The Nigeria’s growth forecast was revised downward by 0.2 from the earlier projection in April.

This in turn has led to a downward revision of economic growth for sub-Saharan Africa.

The IMF announced this development in its World Economic Outlook (WEO) update released on Tuesday.

The report read: “The forecast for growth in sub-Saharan Africa is revised downward, mainly as a result of a 0.2 percentage point downward revision to the growth outlook in Nigeria amid weaker than expected activity in the first quarter of this year.”

The Bretton Wood institution raised alarm that some near-term risks have gained prominence from the previous outlook.

It added: “Overall, risks to the outlook remain balanced, as in the April 2024 WEO, but some near-term risks have gained prominence. These include upside risks to inflation that stem from a lack of progress on services disinflation and price pressures emanating from renewed trade or geopolitical tensions.

“Risks of persistent inflation in the services sector are tied to both wage and price setting, given that labor accounts for a high share of the costs in that sector. Higher nominal wage growth, which in some cases reflects the catch-up of real wages, if accompanied by weak productivity, could make it difficult for firms to moderate price increases, especially when profit margins are already squeezed.

“This could lead to further stickiness in wage and price inflation. The escalation of trade tensions could further raise near-term risks to inflation by increasing the cost of imported goods along the supply chain.

“Bumpiness along the remaining disinflation path could destabilize the return to price stability if short-term expectations spike upward as a result of disappointing inflation data.”

IMF equally held its global growth expectations for 2024.

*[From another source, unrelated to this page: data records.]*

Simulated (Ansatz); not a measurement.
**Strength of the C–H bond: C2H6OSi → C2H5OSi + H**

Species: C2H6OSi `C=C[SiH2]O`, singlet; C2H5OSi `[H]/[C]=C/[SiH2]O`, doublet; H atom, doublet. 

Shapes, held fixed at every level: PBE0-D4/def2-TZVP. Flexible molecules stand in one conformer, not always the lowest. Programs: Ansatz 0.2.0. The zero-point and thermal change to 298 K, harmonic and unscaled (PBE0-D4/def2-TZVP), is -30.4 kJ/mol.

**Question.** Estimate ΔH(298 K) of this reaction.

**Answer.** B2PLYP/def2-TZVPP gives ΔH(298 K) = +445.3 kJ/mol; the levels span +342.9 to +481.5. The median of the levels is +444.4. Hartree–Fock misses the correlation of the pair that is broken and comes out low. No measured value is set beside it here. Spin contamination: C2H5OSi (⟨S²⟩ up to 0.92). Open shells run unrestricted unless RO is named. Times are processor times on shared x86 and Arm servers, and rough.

The Fund expects the world economy to grow 3.2 percent this year, unchanged from its April forecast.

“Global activity and world trade firmed up at the turn of the year, with trade spurred by strong exports from Asia, particularly in the technology sector,” it stated.

For 2025, it expects global growth of 3.3 percent.

The Washington-based lender also warned that the prospect of interest rates staying elevated longer in the face of escalating trade tensions and increased policy uncertainty.